While London usually grabs most of the attention from tourists who are looking to visit England, the country’s north offers a more relaxing escape with charming villages and plenty of room to spread out.
Offering up three national parks including the much beloved Yorkshire Dales National Park, along with coastal walks and plenty of picturesque countryside, a holiday in Yorkshire may be the perfect choice for those travellers looking to escape the crowds.
So large is the Yorkshire region that it had to be divided up into several administration areas including North, South, East, and West Yorkshire. Come fall in love with Yorkshire’s medieval cities and stone cottages, as well as its castles, numerous gardens, and eccentricities like Brimham Rocks and the giant white horse of Kilburn.
Yorkshire’s most recent tourism campaign sums it up perfectly; a visit to Yorkshire allows you to “Escape the Everyday”. But with an area so large, where does one start when seeking out a perfect holiday destination within Yorkshire?
Because “perfect” is subjective, come on a journey with me from the interior to the coast as I introduce you to some of the best areas in Yorkshire so you’ll better be able to choose which ones might suit you best.
Where to Find the Perfect Holiday Destination in Yorkshire
Leeds is the largest city in Yorkshire and offers a bit of a London feel thanks to its many skyscrapers. It’s the perfect choice for those who want a city escape on a much smaller scale than London.
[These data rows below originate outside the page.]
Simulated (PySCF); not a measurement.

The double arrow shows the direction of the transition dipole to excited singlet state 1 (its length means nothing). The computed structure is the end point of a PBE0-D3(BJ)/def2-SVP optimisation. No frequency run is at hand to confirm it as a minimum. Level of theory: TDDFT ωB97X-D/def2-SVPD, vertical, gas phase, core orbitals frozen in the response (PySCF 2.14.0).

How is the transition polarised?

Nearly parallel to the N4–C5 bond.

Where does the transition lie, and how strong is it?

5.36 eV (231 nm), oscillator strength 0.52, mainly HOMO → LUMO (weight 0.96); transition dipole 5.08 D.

The city is home to one of the largest student populations in the UK, therefore it should come as no surprise that it offers an abundance of nightlife in the form of bars, nightclubs, and restaurants.
Roundhay Park, one of the largest city parks in Europe, allows you to escape the concrete jungle, while you can dive into history by touring the grand Harewood House Estate or checking out the 12th century Cistercian monastery known as Kirkstall Abbey whose end was brought about by Henry VIII.
For those looking to try their luck, Leeds offers up a number of casinos. There’s also the rather new Opera House Casino about an hour and half drive to the coast in Scarborough which was the first privately funded casino in the UK since the gambling laws were recently amended.
Of course you can just settle into the comfort of your accommodation and wager online at www.luckynuggetcasino.com/ca/ when the weather is poor (it is the UK after all!) or lockdowns force the physical casinos to close.
You’ll find Marriott and Hilton hotels in Leeds, however I recommend the recently refurbished Quebecs Luxury Apartments which are housed in an old historic post office, or make a short drive to the village of Linton just outside Wetherby where you can stay at the Wood Hall Hotel in Spa which dates back to the mid 18th century and sits on 100 acres of woodland.
A city founded by the Romans and later raided and captured by Vikings, York offers up endless treasures for history lovers. York is known for its stretches of walls that surround the city, offering up some of the longest remaining walls in England.
Top attractions include the giant York Minster church, and York Castle which was built during the reign of William the Conqueror.
You can even feel what it was like to live during the time the Vikings lived here with a visit to the Jorvik Viking Centre which not only displays countless artefacts but also brings you the sights, sounds, and even smells of the period.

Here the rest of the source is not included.